Hacker News new | ask | show | jobs
by hn_throwaway_99 40 days ago
To be honest, I liked your original response about returning a 409 - it's not something I'd done before and I like how it keeps things simpler.

But your follow up responses here are making me rethink. Now you have to have all these special cases where the original request is still in process. I think or assertion of "99% are simple POST operations" is bullshit. For the times where idempotency is hard and really matters, often times you're calling a third party API, like a payment processing API.
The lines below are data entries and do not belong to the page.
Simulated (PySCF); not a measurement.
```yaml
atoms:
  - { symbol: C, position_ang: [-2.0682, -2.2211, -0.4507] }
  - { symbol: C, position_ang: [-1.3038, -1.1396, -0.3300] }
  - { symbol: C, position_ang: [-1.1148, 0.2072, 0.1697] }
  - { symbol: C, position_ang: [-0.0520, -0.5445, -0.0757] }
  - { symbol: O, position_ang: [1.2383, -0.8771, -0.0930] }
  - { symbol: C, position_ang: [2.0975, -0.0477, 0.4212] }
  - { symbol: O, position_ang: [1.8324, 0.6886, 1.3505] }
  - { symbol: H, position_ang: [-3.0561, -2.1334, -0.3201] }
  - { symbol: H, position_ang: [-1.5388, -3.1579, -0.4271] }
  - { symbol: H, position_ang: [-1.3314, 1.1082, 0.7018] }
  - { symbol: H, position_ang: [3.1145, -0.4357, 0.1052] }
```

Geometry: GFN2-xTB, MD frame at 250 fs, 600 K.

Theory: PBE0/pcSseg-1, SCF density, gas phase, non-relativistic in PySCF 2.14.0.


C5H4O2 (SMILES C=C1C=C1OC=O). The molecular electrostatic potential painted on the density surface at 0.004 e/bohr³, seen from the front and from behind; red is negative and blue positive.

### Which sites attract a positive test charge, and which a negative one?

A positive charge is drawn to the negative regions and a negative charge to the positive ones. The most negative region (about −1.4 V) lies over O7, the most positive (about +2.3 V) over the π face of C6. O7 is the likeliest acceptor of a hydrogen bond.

I would think a better approach would be to always return a 409 on a subsequent request, regardless of whether it passed or failed, and then have a separate standard API that lets you get the result of any request by its idempotency key.

2 comments

Idempotence already requires some client thinking if you want to conform to HTTP specs.

I.e. idempotent DELETE with proper protocol behavior requires that one request see the 200 OK or 204 No Content and the other sees 404 Not Found, because the delete has already happened. It would be misleading to say 200 OK to both, because that answer means the resource was there when the request arrived.

Honestly, the whole HTTP resource model has a different conceptual backing for state management than the independently developed "idempotence" concepts in distributed systems. Those non-HTTP concepts came from more message-based rather than resource-based architectural assumptions.

The cleanest mapping in the spirit of HTTP would be that you do multiple round trips. A POST creates a new idempotence context, a bit like "start a transaction". The new URI is the key for coordinating state change and allowing restart/recovery.

As I remember it, the idea of idempotence keys in headers really came from the SOAP RPC mindset. It's kind of funny to see it persisting in some hybrid SOAP + REST mental model.

> The cleanest mapping in the spirit of HTTP would be that you do multiple round trips. A POST creates a new idempotence context, a bit like "start a transaction". The new URI is the key for coordinating state change and allowing restart/recovery.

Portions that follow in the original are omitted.